An Interview with Colette Wilson, Family Educator with Milton Promise Community Initiative

By Beth Truzansky

Colette Wilson is an enthusiastic educator and natural community builder. She is working as a Family Educator with the Milton Family Community Center, hired to engage families through playgroups, to support early child development, connect parents and kids to supports they need, and build community in Milton. Her role is in support of Milton’s Promise Community initiative funded by Vermont’s Race to the Top – Early Learning Challenge grant.

On Saturdays she works with a team of facilitators to host playgroups at the Milton Elementary School gym or the Cornerstone Church which will move outside to Bombardier Park now that the weather is warmer.

The playgroups are one way Milton’s Promise Community group is working to ensure all children in Milton thrive with the support of an engaged and connected community. The Promise Community group has also helped fund recreation equipment, programming and supplies at the library, a drop-in art program on Sundays with the Milton Artist Guild, and will offer kids activities at the town farmers’ market this summer.

All of these activities are ways to connect kids and families to build a stronger community, amd support kids in the development of skills toward greater success in school and life. Milton is a community of 10,300 people in Northern Chittenden County. The home ownership rate in Milton is 69%, so while the community is pretty stable, many people are not connected to town life; perhaps in part because of the rural nature of the town. Many people live in Milton but work elsewhere and don’t know much about what is offered in the community.

The Saturday playgroups have been a huge success. The playgroup hosted by Milton Family Community Center is part of a network of free playgroups offered by Parent Child Centers and other community based agencies across the state. Playgroups provide a safe and accessible environment for children and parents or other caregivers. They are usually for children age birth to age five. They all have a facilitator and include some planned and open play time with a mix of large and small motor activities and literacy, art or singing.

Colette Wilson, the playgroup facilitator, has an interesting background. She is a mother and grandmother, has run the Milton Afterschool program, has taught parenting classes and middle school math, and been a dorm parent to name a few of her many roles. I sat down with her and hope you will continue to read about our conversation and her approach to family engagement and child development.

Beth Truzansky (BT): What are you hoping to create through your work as a Family Educator?

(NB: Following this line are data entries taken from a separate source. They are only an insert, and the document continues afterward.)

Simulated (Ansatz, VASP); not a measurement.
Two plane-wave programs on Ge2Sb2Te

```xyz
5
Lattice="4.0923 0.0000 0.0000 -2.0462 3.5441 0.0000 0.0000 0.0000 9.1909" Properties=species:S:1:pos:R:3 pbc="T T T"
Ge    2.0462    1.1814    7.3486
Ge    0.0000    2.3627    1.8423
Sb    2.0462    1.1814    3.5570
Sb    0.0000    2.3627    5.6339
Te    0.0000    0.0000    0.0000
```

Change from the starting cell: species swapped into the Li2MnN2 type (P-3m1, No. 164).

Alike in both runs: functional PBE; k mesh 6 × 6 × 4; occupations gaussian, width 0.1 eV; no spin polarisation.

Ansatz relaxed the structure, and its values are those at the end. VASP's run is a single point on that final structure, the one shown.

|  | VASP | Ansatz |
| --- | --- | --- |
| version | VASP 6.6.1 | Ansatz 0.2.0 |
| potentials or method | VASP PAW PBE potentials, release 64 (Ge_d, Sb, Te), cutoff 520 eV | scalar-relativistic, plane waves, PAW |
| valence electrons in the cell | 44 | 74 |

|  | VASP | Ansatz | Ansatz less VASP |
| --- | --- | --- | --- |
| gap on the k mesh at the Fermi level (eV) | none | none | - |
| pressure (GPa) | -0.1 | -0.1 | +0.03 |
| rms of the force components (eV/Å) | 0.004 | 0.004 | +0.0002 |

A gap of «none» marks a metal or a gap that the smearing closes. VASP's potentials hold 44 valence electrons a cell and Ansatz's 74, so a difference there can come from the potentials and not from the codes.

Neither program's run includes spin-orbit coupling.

Colette Wilson (CW): I’m hoping to bring people together to talk and build community. If one person doesn’t know where to go for help, they at least know one other person they can go to. It’s about creating a network. I think it’s important people realize that right in their own backyard there are free playgroups and story times that are great for learning and connecting with their children, as well as connecting with others. I think it’s so important to connect with your children.

BT: What are ways you foster connection and community?

CW: I talk to parents about what they would like to improve in the community. I was talking to a dad who mentioned there was not shade in the park close to the kids’ climbing structure. I shared that suggestion with Recreation department staff at a recent Promise Community meeting. The dad said, ‘I’m so glad someone listened!’

I always share relevant local information at playgroups. Last week, I brought information from the library about their evening Pajama Story Time event. A parent said “Oh, I’m so glad there is something like this happening, I didn’t know!” We talked about how great it is to get the kids dinner, a bath and put them in PJs and take them to the library for a story. And there are free books!”

BT: What does success look like?

CW: For me, success is the child I saw recently at playgroup. When she and her mom fist started coming, she was shy and they did stuff in a corner without engaging with others. Last Saturday, she walked into playgroup, her eyes lit up at the sight of people she now knows and ran and engaged in the activity. This shows to me that this is a safe space and place where they belong.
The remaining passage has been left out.